Aging Populations Don’t Need to Mean Lower Living Standards
The bright minds at McKinsey & Co. are arguing that declining birth rates mean that people need to work more hours for more years and maybe give up retirement altogether. No thanks.
In a recent article, the New York Times once again sounded the alarm about a supposed crisis of underpopulation in the United States. Warning about the potential consequences of recent demographic developments, Lydia Polgreen writes:
Country after country in the wealthy world is facing a top-heavy future, with millions of retirees and far too few workers to keep their economies and societies afloat. In the not-so-distant future, many countries will have too few people to sustain their current standard of living.

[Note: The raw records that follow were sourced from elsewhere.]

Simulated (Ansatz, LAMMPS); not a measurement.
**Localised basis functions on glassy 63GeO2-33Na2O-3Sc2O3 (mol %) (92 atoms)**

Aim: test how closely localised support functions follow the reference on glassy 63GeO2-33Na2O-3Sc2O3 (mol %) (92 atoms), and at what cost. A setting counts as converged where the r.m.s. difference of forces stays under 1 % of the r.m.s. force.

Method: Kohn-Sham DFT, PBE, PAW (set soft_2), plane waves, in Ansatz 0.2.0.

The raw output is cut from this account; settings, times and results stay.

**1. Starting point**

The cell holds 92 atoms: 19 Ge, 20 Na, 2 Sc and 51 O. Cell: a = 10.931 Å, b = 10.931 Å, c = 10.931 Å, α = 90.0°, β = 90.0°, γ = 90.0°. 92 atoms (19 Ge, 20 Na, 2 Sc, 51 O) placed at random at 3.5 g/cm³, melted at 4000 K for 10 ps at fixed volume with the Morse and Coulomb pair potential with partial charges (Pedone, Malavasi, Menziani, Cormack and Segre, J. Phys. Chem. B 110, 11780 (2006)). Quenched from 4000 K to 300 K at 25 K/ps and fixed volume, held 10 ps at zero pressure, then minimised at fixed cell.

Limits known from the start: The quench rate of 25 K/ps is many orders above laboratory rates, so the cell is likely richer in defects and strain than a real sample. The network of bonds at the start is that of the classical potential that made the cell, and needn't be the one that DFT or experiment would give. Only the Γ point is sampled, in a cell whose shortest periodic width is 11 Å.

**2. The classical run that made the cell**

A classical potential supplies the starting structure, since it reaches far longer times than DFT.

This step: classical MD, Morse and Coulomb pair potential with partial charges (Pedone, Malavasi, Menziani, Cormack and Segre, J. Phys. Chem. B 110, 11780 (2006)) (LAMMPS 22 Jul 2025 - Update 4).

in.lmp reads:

But this conclusion is far too hasty. What falling fertility rates (combined with a lack of sufficient in-migration) will do over the long term is put downward pressure on the economic growth rate as a result of the declining growth of the number of workers in the economy. That is quite a different thing than lowering the average standard of living. We can reasonably expect increases in labor productivity to outpace the growth of the ratio of nonworkers to workers, obviating the concern that an avalanche of retirees will sink general living standards. And it is plausible that workers could even see their living standards increase — especially if labor increases its income share relative to capital.
Polgreen here is reviving what, apparently, is becoming a common bait-and-switch for those wanting to scare readers into supporting attacks on their own economic interests. What is really motivating elite concerns about lower population growth rates, however, is the prospect of the threat to their own pocketbooks.
Work Until You Die
The justification for Polgreen’s judgment is a report she links to from the McKinsey Global Institute released earlier this year, Dependency and depopulation? Confronting the consequences of a new demographic reality. The report’s analysis has been received sympathetically by the mainstream media, including in another entry in the seemingly endless parade of profiles of the pronatalist Collins family. McKinsey is an appropriate authority to appeal to for anyone looking to argue for depressing workers’ living standards, given its history of fixing bread prices, facilitating the opioid epidemic, and other skulduggery. Indeed, its entire modus operandi has been characterized by one former employee as “increasing investors’ share of profits by reducing labor’s share.”
True to form, the authors of the McKinsey report counsel sacrifices on the part of workers for the benefit of business. The twist this time, however, is that the demographic trend of continued below-replacement fertility rates provides the excuse for attacks on living standards. The report tells us that “the trajectory of the demographic shift will require society to rethink existing systems for work and retirement in ways that may compel a change in our social contract — no easy feat.”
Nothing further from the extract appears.